Press Release 018/2009

Bingo Voting Increases Security of Voting Machines

The KIT Process Ensures the Reproducibility of Counting Votes Requested by the Federal Constitutional Court – KIT Experts Inform at the CeBIT
Bild Bingo Voting
Bingo Voting reliably counts every vote. (Photo by: Markus Breig)

The Bingo Voting process developed by the KIT European Institute for Systems Security (EISS) reliably counts every vote. The system ensures the security of voting machines as required by the Federal Constitutional Court.


Today, the Federal Constitutional Court declared voting machines that do not allow for an independent check of counting unconstitutional. However, the Court admitted that there may well be machines that allow for a check of the counting procedure and reach a security comparable to voting on paper. The Bingo Voting process developed by the KIT offers this reproducibility of voting machines requested by the Federal Constitutional Court. Bingo Voting may be combined with any type of voting machine, also the voting machines that were mentioned explicitly by the Federal Constitutional Court in today’s rendition of its judgment: These are scanner-based processes with a ballot paper and a ballot box or voting machines that print out a ballot paper for a separate box.


“In combination with such a voting machine, Bingo Voting ensures a reproducibility that exceeds the publicity principle requested by the Federal Constitutional Court”, says Dr. Jörn Müller-Quade, who is heading the EISS.


In Bingo Voting, every voter is given a receipt after voting by means of which he can check correct counting of his own vote without having to be present at the polling place for the whole day or having to trust that a sufficient number of alert observers witnessed counting. The vote of the voter is encoded such that only he and no other person can read out from the receipt which party he elected. This prevents the receipt from being misused for blackmail or purchase of votes. Together with the election result, Bingo Voting publishes all receipts. In this way, every voter can check whether his receipt is included and his vote has been counted. Special encoding of the voting receipts ensures the correctness of nearly all votes even if only few receipts were checked.
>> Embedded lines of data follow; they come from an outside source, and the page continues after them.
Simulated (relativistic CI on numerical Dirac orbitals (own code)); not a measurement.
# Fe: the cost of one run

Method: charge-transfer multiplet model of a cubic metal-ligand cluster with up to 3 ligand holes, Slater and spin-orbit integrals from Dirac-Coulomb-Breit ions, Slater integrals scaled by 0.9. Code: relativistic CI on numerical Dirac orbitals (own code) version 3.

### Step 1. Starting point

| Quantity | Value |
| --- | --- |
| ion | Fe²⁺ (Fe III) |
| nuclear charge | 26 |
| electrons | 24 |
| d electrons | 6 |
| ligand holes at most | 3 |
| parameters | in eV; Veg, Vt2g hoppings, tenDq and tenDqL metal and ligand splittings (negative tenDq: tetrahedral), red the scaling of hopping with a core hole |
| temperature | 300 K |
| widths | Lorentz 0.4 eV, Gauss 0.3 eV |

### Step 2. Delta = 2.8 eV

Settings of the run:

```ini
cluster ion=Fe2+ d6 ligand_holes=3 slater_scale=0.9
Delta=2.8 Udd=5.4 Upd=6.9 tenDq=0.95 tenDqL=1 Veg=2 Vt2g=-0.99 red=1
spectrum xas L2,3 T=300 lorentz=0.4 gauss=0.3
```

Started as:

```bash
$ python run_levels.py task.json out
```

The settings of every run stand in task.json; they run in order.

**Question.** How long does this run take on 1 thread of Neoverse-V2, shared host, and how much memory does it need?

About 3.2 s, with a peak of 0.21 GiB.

“According to today’s judgment, only one aspect still needs improvement”, says Müller-Quade. The Federal Constitutional Court requests that every voter understands the process. “To fulfill this requirement of the Court, we have to somewhat change the prototype that is currently being presented at the CeBIT. But we have already found a solution.“ The prototype of Bingo Voting is currently being presented at the CeBIT in Hanover, Hall 9, Booth C02. There, an expert of the EISS will provide further information.


The Karlsruhe Institute of Technology (KIT) is the merger of the Forschungszentrum Karlsruhe, member of the Helmholtz Association, and the Universität Karlsruhe. This merger will give rise to an institution of internationally excellent research and teaching in natural and engineering sciences. In total, the KIT has 8000 employees and an annual budget of 700 million Euros. The KIT focuses on the knowledge triangle of research – teaching – innovation.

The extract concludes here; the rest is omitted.